Setting up an effective call-triage bot
Just like most AI guides recommend, we started small and experimented on calls coming into our 24-hour IT helpdesk, a comparatively safe environment. This was also a known gap as we lacked visibility of out-of-hours calls coming into our IT teams during the night. Within four weeks we’d built our first voice bot with an AI platform using neuro-linguistic programming, which we chose because it was easy to learn, code and maintain.

The time-consuming bit was gathering data around our processes and actions. We kept things simple. The bot asked three questions: the customer’s name, their asset number and why they were making contact. Using speech recognition, the call got routed to the best-placed agent to deal with the specific issue. Very quickly we saw abandoned calls reduce by up to 50 percent.

Since then, we’ve been learning as we go. The trick is to fail fast. For example, we recently launched a self-serve password reset tool for IT users. However, we continued to receive a vast number of calls, so knew something still wasn’t quite right. So, we briefly suspended service, looked at the data, and tweaked the speech-recognition software. Job done.

Future plans

As well as self-service, we quickly discovered bots are great at doing the legwork and gathering valuable data. That’s also informed our plan. We now have several live bots dealing with specific customer journeys and are about to launch another to assist with general customer enquiries.
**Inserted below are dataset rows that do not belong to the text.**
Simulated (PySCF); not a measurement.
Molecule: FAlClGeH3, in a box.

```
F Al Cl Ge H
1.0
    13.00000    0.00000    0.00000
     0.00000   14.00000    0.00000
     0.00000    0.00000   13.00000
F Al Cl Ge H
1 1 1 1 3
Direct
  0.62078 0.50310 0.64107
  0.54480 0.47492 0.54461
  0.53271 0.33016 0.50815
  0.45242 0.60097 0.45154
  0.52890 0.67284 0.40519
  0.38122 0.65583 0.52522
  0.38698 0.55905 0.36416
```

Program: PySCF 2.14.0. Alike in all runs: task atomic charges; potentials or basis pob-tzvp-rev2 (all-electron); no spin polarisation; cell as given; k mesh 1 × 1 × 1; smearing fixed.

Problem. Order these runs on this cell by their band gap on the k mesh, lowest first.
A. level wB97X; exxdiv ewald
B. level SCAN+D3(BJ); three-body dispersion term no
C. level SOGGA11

Yet, in many ways, the exciting part is still to come. In 2023, along with other local councils we’ll merge into a single unitary authority. But, on day one, it’s likely each council will still retain its own contact centre. So, we’re figuring out how to best streamline service and minimise disruption as we consolidate onto to a single inbound number.

That’s another many-to-many AI-powered communications opportunity where bots with speech recognition technology will be able to do the heavy lifting. For instance, helping smooth volume spikes and deflecting calls through self-service. Or identifying customer intent and routing calls to the right agent, right first time, thereby increasing efficiency by reducing transfers, emails, and call backs.